Monday, November 23, 2015

Figuring out Trudeau and the Liberals

I had a very interesting conversation this morning with scholars visiting Canada, and they were seeking to figure out the foreign policy stances of the new Trudeau government.  And they were asking me!?  Hell, I have no idea since I am not on the inside, and my friend on the inside is not giving me the inside dirt about the intentions of the new government.

So, did I just shut up?  Of course not, as my readers know only too well.  I focused mostly on the promises the Liberals made.  Why?  Two reasons: first, yes, politicians can break promises but tend not to do so; and second, the Liberals put out a large number of policy papers to demonstrate that they were serious and that Justin was "ready."  So, consult those papers and promises and one can figure out maybe what the Liberals will do.

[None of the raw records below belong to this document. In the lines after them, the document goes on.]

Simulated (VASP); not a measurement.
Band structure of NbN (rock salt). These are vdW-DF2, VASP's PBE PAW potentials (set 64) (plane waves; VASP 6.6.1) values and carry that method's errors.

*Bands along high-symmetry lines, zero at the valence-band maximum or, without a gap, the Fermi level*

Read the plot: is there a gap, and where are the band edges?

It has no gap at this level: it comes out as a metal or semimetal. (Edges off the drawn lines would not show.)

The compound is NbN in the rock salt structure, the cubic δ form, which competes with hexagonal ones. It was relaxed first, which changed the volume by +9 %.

I could guess more easily at some stuff and not others:
  • Yes, Canada's CF-18s are going to leave the ISIS mission, but the training effort will get bigger.
  • Yes, Canada will keep its commitment to refugees.
  • Trudeau will give the various folks a chance to discuss the Trans Pacific Partnership, but will sign off.  Why?  Well, the Liberal Party should buy into free trade as one of the defining aspects of Liberalism.  Also, it is unrealistic to expect that Canada could get anything better out of the deal by re-negotiating .... unless it was willing to sacrifice supply management (which I would love but ain't happening).
  • Will Canada get friendly with Russia?  Maybe a smidge more.  This government will try to be more diplomatic than Harper (not that hard to do), but any re-set with Russia is going to founder on Ukraine and the various threats to the Baltics.  It is hard to have a good relationship on the Arctic or on ISIS while having a bad relationship on irredentism/aggression.
  • Will Canada join Russia in siding with Assad against ISIS?  Hell no.  This party has too much invested in Responsibility to Protect and in other principals, not to mention the folks here get that Assad is a cause of ISIS success.
Anyhow, informed speculation I got.  But not much more than that.  I think we will have a good idea about the Liberals by June.  Lots of key decision points between now and then to reveal the character of the Prime Minister and whether he listens to the folks who are smart on Canada's role in the world.

UPDATE:  Also, check out the mandate letters that Trudeau issued to his ministers--no better source of future intentions that the marching orders given to the ministers.  H/T to Julian Dierkes for reminding me.


Julian Dierkes said...

I think that many of us are eager to get indications on where Canadian foreign policy under the liberals might be heading, so thank you for posting your thoughts here, even if they remain in the realm of speculation.

I would offer 3 suggestions as to areas where I am expecting some changes of direction from the Liberals:
- a more strategic approach to China and, perhaps, Asia more broadly (see discussion at coming white paper on Canada-China)
- climate change as a priority has been mentioned very explicitly in mandate letters and this could extend across many different activities beyond COP21 into development assistance, bilateral and regional relations
- the greater openness hinted at in mandate letters could be extended to greater engagement with stakeholders in Canada and abroad, i.e. "Digital Diplomacy" (see my The Way Forward for Canadian Digital Diplomacy (The Embassy))

Anonymous said...

Ordering of Super Hornets to replace the CF-18 (rather than F-35s) is all but inevitable, but given the non-partisan record of military procurement fuck-ups 1990-present I understand skepticism regarding any progress on other files.

The Harper Tories tried to create a foreign policy vision that would erase "goody two-shoes" Pearsonian internationalism - what we actually got was a wacky mix of grandstanding on Ukraine, the Israel-Palestine conflict, North Korea, etc. (issues where Canadian involvement in changing outcomes is limited at best) alongside non-participaton on multilateral initiatives. Will be interesting to see how Trudeau deals with the easy stuff (eg. signing the Arms Trade Treaty, reversing the UNCCD withdrawal, funding abortion in the MNCH) and the more politically problematic (e.g. re-opening the Canadian embassy in Iran).